Australia’s biggest banks may see a key measure of profitability drop to the lowest level since 2009 as fresh regulatory measures to shore up the financial system force lenders to hold more capital.
The lenders’ average return on equity could fall to 14.5 percent by 2017 from 15.6 percent in their latest fiscal years, according to the mean estimate of five analysts surveyed by Bloomberg in the wake of new rules announced the past week by the Australian Prudential Regulation Authority.
To avoid the drop, analysts say banks from Commonwealth Bank of Australia to National Australia Bank Ltd. will need to lower expenses, raise mortgage rates or reduce the interest paid on deposits -- a challenging prospect with borrowing costs at a five-decade low and banks discounting to win customers.
“The question is how do they do that,” said Omkar Joshi, a Sydney-based investment analyst at Watermark Funds Management. “The repricing of mortgages and deposits is not going to be easy and as such they should prepare to cut costs or cede ROEs.”
The banking regulator said last week Australia’s biggest lenders would need to increase capital by 2 percentage points to be ranked among the world’s safest banks. On Monday, APRA ruled they must hold more capital against potential losses on home loans, with the average risk weight on residential mortgage exposures rising to at least 25 percent next year from the current 16 percent.
The four largest lenders may need to boost capital levels by at least A$28 billion, according to Goldman Sachs Group Inc. to Credit Suisse Group AG.

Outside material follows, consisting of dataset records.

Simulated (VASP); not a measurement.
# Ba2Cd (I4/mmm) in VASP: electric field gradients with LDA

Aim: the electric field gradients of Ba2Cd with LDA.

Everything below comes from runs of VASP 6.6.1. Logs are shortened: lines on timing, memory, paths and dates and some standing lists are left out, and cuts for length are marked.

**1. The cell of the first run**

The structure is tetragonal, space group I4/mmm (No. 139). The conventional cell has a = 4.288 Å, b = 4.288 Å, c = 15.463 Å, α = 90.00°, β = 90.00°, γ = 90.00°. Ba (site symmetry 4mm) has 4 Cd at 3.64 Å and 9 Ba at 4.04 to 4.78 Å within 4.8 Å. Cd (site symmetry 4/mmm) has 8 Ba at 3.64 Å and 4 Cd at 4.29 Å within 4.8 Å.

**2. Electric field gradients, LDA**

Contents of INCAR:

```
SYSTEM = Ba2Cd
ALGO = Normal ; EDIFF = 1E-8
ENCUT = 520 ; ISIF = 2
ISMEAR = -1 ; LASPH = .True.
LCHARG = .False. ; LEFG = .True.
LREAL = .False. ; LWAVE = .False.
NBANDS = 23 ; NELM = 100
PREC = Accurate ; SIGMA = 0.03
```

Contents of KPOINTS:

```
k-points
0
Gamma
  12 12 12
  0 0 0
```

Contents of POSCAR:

The return on equity estimates are based on the 25 percent risk weight, and the assumption that common equity Tier 1 capital ratios will rise to at least 10 percent under revised APRA guidelines, from the current 8 percent.
The last time the banks’ cash return on equity, which is based on cash profits that exclude one-time items, was lower than the 14.5 percent projected for 2017 was in 2009, when it averaged 13.5 percent for Commonwealth Bank, National Australia, Australia & New Zealand Banking Group Ltd. and Westpac Banking Corp., according to regulatory filings.
Lenders may need to raise mortgage rates by 10 to 20 basis points as they seek to pass on the costs of raising capital, according to the range of estimates from the five analysts in the Bloomberg survey.
Westpac’s Chief Financial Officer Peter King said Monday the cost of holding more capital come at a cost and “will inevitably be borne by customers and shareholders.”